Instance Drain

Table of Contents
Introduction
What data is moved
Data that is not moved
How to drain an instance
Example Invocation

Introduction

Draining a GreenArrow instance is the process of moving the queue of undelivered email messages from one instance of GreenArrow to one or more other instance(s) of GreenArrow.

This is helpful for running a variable number of GreenArrow instances. When you have more instances provisioned than you currently need, you can drain & stop one or more of those instances. This procedure will move the data on the instance being decommissioned to one or more other instances that will remain operational.

What data is moved

Email messages that are in-queue.
- This includes all messages, regardless of if those messages have received their first delivery attempt.
- Each message’s next retry time will be maintained and respected by the destination instance.
All other queues of email messages waiting to be processed, including:
- Lite Bounce Processor & Full Bounce Processor bounces that are waiting to be processed.
- HTTP Submission API messages that are waiting to be processed.

Additionally, the drain process waits for all events to be delivered by the Event Delivery System. Events are not moved between GreenArrow instances, but the drain process waits for the event processor to finish delivering all events before it proceeds with moving email messages to other instances(s) of GreenArrow.

Data that is not moved

Local log files.
Email messages that have been delivered to local mailboxes.
Engine statistics data.
All GreenArrow Studio data.
Any other data on the instance that was not explicitly listed in the “What data is moved” section above.

How to drain an instance

To drain an instance of GreenArrow, run the following greenarrow command:

greenarrow: Usage:
  greenarrow service drain [DESTINATIONS...]

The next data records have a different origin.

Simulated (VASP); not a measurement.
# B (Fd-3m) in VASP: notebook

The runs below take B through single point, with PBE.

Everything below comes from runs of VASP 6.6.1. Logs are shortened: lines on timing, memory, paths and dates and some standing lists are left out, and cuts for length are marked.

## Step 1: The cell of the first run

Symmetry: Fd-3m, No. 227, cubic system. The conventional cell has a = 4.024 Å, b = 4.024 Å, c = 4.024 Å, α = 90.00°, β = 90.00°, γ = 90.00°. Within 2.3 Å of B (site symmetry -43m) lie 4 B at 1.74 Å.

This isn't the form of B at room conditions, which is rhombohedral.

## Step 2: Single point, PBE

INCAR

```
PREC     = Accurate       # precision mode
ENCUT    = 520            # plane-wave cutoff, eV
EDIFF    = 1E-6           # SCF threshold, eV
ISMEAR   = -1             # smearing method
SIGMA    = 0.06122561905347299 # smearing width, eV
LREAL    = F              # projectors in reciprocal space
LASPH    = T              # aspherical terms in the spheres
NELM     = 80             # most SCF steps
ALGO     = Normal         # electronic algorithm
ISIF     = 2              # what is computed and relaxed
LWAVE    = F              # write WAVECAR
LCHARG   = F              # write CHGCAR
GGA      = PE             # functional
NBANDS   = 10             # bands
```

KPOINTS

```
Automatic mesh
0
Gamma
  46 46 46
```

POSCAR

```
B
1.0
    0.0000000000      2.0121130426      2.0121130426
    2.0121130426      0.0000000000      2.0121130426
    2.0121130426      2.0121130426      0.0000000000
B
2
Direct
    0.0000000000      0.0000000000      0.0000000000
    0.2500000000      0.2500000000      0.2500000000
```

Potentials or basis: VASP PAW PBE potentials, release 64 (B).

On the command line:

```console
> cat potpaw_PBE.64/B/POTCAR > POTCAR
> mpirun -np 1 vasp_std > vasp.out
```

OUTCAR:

This command is used to shutdown and drain this server of its local data.

Running this command will do the following:

  1. Stop all GreenArrow services except for the event processor, Postgres, and Redis.

  2. Wait for all in-queue events to be delivered.

  3. Distribute data to the server address(es) given to this command, removing it
     from the local system after it has been handed-off.

  4. Stop the remaining GreenArrow services.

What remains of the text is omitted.